Smelt Season and The Red-Hot Show

MINNIEBROOK was the best smelt stream in our small Maine coastal town. It fed into the ocean at Porter's Landing, and on a propitious night tide in the spring of the year, when smelts would run, just about the entire population of the town would be standing along the brook to catch breakfast.

The smelt is a sea-run fish of great popularity in Maine, and in my boyhood was taken by setting a smelt net in the brook to intercept the tasty delights as they passed up for their replenishing ceremonies. Every family had a smelt net that hung in the barn all year waiting for spring, and there was that happy morning once a year when the aroma of pan-fried smelts lingered over the village all day. The smelts were back!

Where the brook went under the road at Porter's Landing, by the clam factory, just upstream stood Minniebrook Hall, a community social facility that was well used for birthday parties, wedding receptions, all manner of sociables, and, now and then, a minstrel show or a ''mellerdrammer.''

It chanced that the best ''set'' on Minniebrook for a smelt net was just below the rear door of Minniebrook Hall. A ''set'' for a net was an arrangement of rocks that directed the swimming fish through an aperture. The net would be placed in the aperture, steadied by a man who held the long spruce-pole handle, and at intervals the pool below would be agitated to make the fish move into the aperture and the net. It would take the strength of several men to lift the loaded net and dump it into baskets for transport. Then, by longtime agreement, the set was available to the next in line and the smelt harvest went on until the tide turned.

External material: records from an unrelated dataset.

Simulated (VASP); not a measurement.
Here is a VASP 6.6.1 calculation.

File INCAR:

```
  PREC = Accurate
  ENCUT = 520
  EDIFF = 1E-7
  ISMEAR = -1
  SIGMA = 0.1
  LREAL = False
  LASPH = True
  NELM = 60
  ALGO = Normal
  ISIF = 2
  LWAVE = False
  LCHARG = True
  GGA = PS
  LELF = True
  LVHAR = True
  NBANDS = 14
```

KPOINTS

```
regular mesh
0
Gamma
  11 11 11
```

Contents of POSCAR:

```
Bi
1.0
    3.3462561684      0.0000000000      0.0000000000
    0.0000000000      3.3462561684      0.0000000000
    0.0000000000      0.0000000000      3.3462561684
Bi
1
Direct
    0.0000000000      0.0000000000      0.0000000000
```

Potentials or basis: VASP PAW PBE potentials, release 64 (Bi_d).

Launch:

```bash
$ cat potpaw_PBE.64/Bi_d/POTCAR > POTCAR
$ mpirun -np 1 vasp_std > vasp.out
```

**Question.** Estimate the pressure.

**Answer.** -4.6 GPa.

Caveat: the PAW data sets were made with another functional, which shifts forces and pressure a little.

The years have wrought changes, and I suppose the character of Minniebrook has been reduced substantially. Perhaps the environment now causes the smelts to find other places. I'd presume the town hasn't turned out for Smelt Night in many years. The clam factory disappeared while I was still a youngster. And Minniebrook Hall came to a dire and terminal end.

There had appeared in town, while I was still in grade school, a gentleman of talent whose name was Jim Stein, but he pronounced it Steen. Jim soon became the fix-it man for the community, and obliged by coming to solder teakittles, thaw pipes, cut raspberry canes, repair a step, and put back a wind vane that blew off the shed roof.

He was a comical sort and always had a witty saying, and his charge for a small job was in bounds. ''Get a-holt o' Jim,'' was the word, and Jim always came promptly and knew what to do.

One day, after he had been in town some years, Jim did some job for Howdie Lambert, and when Howdie handed him a 50-cent piece for his services, Jim swallowed the coin and then took it out of Howdie's ear. Then he said, ''The hand is quicker than the eye!'' and he did several other mystifying things with the half dollar, after which everybody knew Jim was a magician, and after a time Jim agreed to demonstrate his talent by putting on a show at Minniebrook Hall.

Arrangements were made to have the hall on a certain night, and tickets were sold at 10 cents apiece to benefit the library. The Relief Corps was going to have a sandwich and pie booth, also for the library, and Wallie Tuttle would come with his harmonica band to play incidental music. Wallie and his friends were good, and for their finale always did ''The Stars and Stripes Forever.''

Jim Stein was a sensation. It seems he had been on the stage before he came to live in our town, and he had theater posters showing how he looked in this play and that play. He brought them to tack up in Minniebrook Hall. He still had the magician's costume seen in some of those posters: tall hat and a black ebony cane. He did all the tricks everybody loved -- the linking rings, the big die in the hinged box, a lot of tricks where he tore a newspaper and got paper dolls and animals.

He had Mrs. Colby come forward and sit on a hot chair, and after she jumped and squealed other people came to sit, and the chair wasn't hot. But it was hot again when Mrs. Colby tried it. Minniebrook Hall was jam-packed for Jim's show, and the sandwich booth cleared $28.

Then the harmonica band blew a couple of tunes, and Jim said that to close the show he would perform his finest illusion of all, one that he had performed thousands of times in the greatest theaters of America, and even at the Palladium in London. He would, he said, smear gasoline on his face and shave with a blowtorch. Would three or four gentlemen from the audience come forward to assist him?

The committee assured the audience that the gasoline was gasoline, that the blowtorch was an ordinary plumber's blowtorch, and that Jim had nothing up his sleeve. When they tipped up Jim's magic table to show it concealed nothing, a rabbit hopped away. Now Jim turned the valve, and the blowtorch sent a stream of fire into space and roared accordingly. Jim ''lathered'' his face with a brush. Pure gasoline right out of the can. And he was ready.

Nobody was injured. Most of the audience escaped by the front door and waited for the fire engine to come. A few got out by the back door and stepped off into the best smelt pool in the whole brook. When the engine came, the firemen put Jim out first, and then tried to save Minniebrook Hall. But it was a total loss, and whatever Jim's trick was it was a good one. Neither of his eyebrows were singed.

What I started to say was that it's about smelt time again.